Getting Started: Querying Data Quality Report

This guide intends to help you learn how to use the StreamSets operators for data quality tagging to mark data with quality level tags and then query a data quality report.

Prerequisites

  • You have applied for the stream computing resources and TSDB storage resources through Resource Management.
  • You have permission to access the Data Quality module and the StreamSets feature of the Stream Data Processing module.
  • Devices are connected and uploading data to the EnOS cloud.

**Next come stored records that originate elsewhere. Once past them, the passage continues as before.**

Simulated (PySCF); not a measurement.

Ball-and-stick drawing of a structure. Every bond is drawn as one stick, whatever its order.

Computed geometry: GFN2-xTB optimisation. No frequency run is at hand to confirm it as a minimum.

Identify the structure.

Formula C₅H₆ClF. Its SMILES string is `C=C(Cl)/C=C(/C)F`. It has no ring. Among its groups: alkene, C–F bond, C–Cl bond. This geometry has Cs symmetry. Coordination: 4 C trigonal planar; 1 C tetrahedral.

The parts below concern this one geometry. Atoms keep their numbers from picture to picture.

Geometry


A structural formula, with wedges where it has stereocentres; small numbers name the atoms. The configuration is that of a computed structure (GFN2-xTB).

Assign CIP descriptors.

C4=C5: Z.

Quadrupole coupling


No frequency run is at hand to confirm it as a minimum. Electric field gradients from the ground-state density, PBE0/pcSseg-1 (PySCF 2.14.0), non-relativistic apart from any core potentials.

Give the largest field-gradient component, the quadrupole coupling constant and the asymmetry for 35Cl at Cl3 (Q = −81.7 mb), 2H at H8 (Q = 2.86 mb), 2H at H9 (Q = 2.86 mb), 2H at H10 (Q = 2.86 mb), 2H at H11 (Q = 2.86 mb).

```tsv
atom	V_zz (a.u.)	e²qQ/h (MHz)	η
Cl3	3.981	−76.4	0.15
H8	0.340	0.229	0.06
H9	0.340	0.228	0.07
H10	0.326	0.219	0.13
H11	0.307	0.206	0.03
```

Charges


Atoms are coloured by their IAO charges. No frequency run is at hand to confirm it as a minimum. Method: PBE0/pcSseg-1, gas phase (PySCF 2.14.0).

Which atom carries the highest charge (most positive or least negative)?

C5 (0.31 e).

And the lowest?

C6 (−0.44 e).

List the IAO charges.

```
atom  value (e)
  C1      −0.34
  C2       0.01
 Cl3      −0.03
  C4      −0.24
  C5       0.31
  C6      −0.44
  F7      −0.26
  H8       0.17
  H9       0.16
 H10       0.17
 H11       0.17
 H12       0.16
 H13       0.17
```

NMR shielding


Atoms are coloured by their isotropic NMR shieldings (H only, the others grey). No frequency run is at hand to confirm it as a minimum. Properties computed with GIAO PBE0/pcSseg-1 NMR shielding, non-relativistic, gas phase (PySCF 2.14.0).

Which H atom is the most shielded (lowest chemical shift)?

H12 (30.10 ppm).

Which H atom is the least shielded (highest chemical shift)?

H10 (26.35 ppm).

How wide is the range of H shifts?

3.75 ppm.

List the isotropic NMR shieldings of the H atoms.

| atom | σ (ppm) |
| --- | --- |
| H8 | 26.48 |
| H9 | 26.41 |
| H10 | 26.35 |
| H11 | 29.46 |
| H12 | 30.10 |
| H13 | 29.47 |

Goals and Data Preparation

Goal

The goal of this guide is to mark the AI type measuring point test_raw with quality level tags, and query the quality report of this measuring point.

Data Preparation

  • Model configuration: The model used in this guide (testModel) is configured as follows:
Feature Type Name Identifier Point Type Data Type
Measuring Point test_raw test_raw AI DOUBLE
Measuring Point test_raw_filter test_raw_filter AI DOUBLE
Measuring Point test_raw_dq test_raw_dq AI DOUBLE

Note

  • The test_raw measuring point is for ingesting raw data, the test_raw_filter measuring point is for receiving the data that is filtered by the specified threshold, and the test_raw_dq point is for receiving the output of raw data being processed by the stream processing engine with data quality tags.
  • Ensure that the both the input point and output point are of AI type.
  • Data connection: See Device Connection to complete the data ingestion for the test_raw measuring point.

Procedure

The steps for marking data quality tags and generating quality reports are as follows:

  • Create and develop a stream processing job to mark the raw data with quality level tags
  • Save, publish, and start the stream processing job
  • View the data quality report

Step 1: Create and develop a stream processing job to mark the raw data with quality level tags

  1. Go to the EnOS Console > Stream Data Processing > StreamSets menu to create and edit a stream data processing job.
  2. Click the Create New Pipeline button to add a stream data processing job.
  3. Enter the editor and use the following StreamSets operators to edit the stream data processing job. Configuration of the Stages are as follows:
No. StreamSets Stage Parameter Configuration Description
1 Kafka Consumer User | Topic: MEASURE_POINT_INTERNAL; Data Format: JSON Configure the data source.
2 Point Selector Select Policy: testModel::test_raw Select the measuring point to be processed by the stream data processing job.
3 MinMax Outlier Model Point: testModel::test_raw; OpenClose: (x,y); Min-Max: 0,90.00; Output PointId: test_raw_filter Configure the threshold rules for the raw data: the threshold values for the input point is (0, 90.00), and the output point is test_raw_filter.
4 Window Aggregator Aggregation Window Type: Fixed Window Aggregator; Fixed Window Unit: minute; Fixed Window Size: 2; Latency (Minute): 0; Model::PointIn: testModel::test_raw_filter; Aggregator Policy: avg; PointOut: test_raw_dq Configure the window aggregation rules: the window type is fixed window, the window size is set as 2 min, the latency is set as 0, and the aggregation algorithm is set as avg.
5 Kafka Producer Topic: MEASURE_POINT_INTERNAL; Data Format: JSON Configure the data output.

The figure below shows the configuration of the stream data processing job:

../_images/streamsets_job.png

Step 2: Save, publish, and start the stream processing job

After configuring the stream data processing job, click the Start icon to start the job. Return to the job list page to view the job running status.

Step 3: View the data quality report

Go to the EnOS Console > Data Quality module and enter the query conditions (model: testModel; measuring points: test_raw_filter and test_raw_dq) to query the data quality report of the measuring points. For details of the data quality report, see Viewing Data Quality Report.